The Freeport Ordinance Committee will conduct a workshop next week with the town’s Shellfish Conservation Commission focusing on clam farming.
At issue for the Aug. 25 meeting is whether the town should proceed with a commission-recommended ordinance for clam-farming permits, or instead work within an existing Department of Marine Resources aquaculture leasing structure. The meeting in the Town Council chambers begins at 5:30 p.m.
The Ordinance Committee, a Town Council subcommittee, will make a recommendation to the full council on the contentious issue of aquaculture in Freeport, or simply file a report. Melanie Sachs, a committee member and Town Council chairwoman, said last Friday she expects no decision at the Aug. 25 meeting.

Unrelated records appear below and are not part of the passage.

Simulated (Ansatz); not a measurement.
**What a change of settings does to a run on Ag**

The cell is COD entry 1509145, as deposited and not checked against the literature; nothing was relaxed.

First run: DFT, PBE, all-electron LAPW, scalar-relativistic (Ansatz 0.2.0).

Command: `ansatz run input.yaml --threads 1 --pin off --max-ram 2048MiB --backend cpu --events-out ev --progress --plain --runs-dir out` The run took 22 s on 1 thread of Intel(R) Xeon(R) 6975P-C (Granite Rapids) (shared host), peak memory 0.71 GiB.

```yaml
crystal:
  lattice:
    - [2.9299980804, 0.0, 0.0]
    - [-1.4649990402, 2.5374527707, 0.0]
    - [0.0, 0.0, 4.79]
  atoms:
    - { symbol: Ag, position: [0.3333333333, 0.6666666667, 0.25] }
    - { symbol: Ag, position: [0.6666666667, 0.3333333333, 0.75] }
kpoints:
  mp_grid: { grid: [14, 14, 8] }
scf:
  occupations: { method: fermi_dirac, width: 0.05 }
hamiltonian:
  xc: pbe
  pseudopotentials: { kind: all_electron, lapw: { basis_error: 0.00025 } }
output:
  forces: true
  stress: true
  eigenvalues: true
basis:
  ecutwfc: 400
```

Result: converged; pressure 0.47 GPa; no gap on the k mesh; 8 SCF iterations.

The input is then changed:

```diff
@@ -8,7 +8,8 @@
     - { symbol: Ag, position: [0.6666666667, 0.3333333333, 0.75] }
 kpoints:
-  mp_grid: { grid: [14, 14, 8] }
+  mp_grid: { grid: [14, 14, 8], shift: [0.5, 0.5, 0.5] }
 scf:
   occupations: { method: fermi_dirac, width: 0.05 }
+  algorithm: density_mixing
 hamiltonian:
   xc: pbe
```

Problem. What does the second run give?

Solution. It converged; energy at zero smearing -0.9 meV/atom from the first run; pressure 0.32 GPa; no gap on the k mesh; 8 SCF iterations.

“It looks like discussion,” Sachs said. “We need the Department of Marine Resources’s point of view regarding our program.”
Doug Leland, shellfish commission chairman, attended a July intertidal group meeting in Augusta, which lasted more than three hours. Clamming stakeholders, municipal marine resource officers and two state officials were present.
“There weren’t any conclusions,” Leland said. “It was more information sharing.”
One difference between state leasing and town permitting is residency. While 90 percent of the people who harvest clams in Freeport are Freeport residents, by town statute, the state does not have a residency requirement.
The shellfish commission has been working for two years to craft a proposal, citing declining clam harvests in Freeport and around the state. Clam farmers could take their own measures to protect their resource from predators such as green crabs. But many harvesters oppose private clam farming. Those clammers are against taking mud flats from the public domain, and point to what they say is an increased harvest this year. The Department of Marine Resources will not release its findings on 2016 clam harvests until next March.
The state already has the authority to issue clam-farming leases to individuals — both long-term and experimental leases. In both cases, a harvester interested in pursuing a clam-farm lease must receive permission from the owner of the intertidal land and from the municipality in which the land is located.
“It is possible that state application requirements combined with municipal requirements can create a workable mechanism for those harvesters wishing to experiment with a clam farm, while protecting the interests of the municipality and local wild harvesters as currently achieved in Freeport’s Municipal Shellfish Ordinance,” Leland said. “This is the path currently being explored.”
Freeport, Brunswick and Harpswell each are working on some form of clam farming. Leland said that part of the July discussion at the Department of Marine Resources centered on the distinction between the town permitting process and the leasing of clam flats, which only can be established by the state.
The commission’s proposed amendment to Freeport’s shellfish ordinance has changed. The commission once suggested a parcel of town-leased mud flats near Recompence Shore Campround, but some riparian landowners there objected to clam farming. The commission has altered its proposal to simply allow harvesters to negotiate with landowners, an agreement that then would be subject to town and state approval. The flats in question must be subproductive.
Leland said that the basic difference between town permitting and state leasing of clam flats is liability – which entity would defend the practice should issues arise.
The Shellfish Conservation Commission is open to more conversation, he said.
“What I hope to do is to bring the options together and then find a path forward,” he said. “This conversation began over two years ago because the clam harvest has been down for 30 years. That’s what triggered all this conversation – not as a means to displace wild harvesting or to replace wild harvesting.”
Leland said that the Shellfish Conservation Commission has the responsibility of considering the implications of long-term resource trends and means for sustaining the industry for future generations. He referred to Department of Marine Resources findings that show soft-shell clam landings in Freeport down by more than 50 percent from 2014 to 2015, and down by more than 70 percent since 2012.
“Landings may improve this year,” Leland said. “I hope they do, but the Department of Marine Resources will not have 2016 data available until the spring of 2017. In the meantime, the long-term trend of the resource since the 1970s.

Adam “the Fluff” Morse harvests clams at Little River in Freeport. Clint Goodenow is in the background.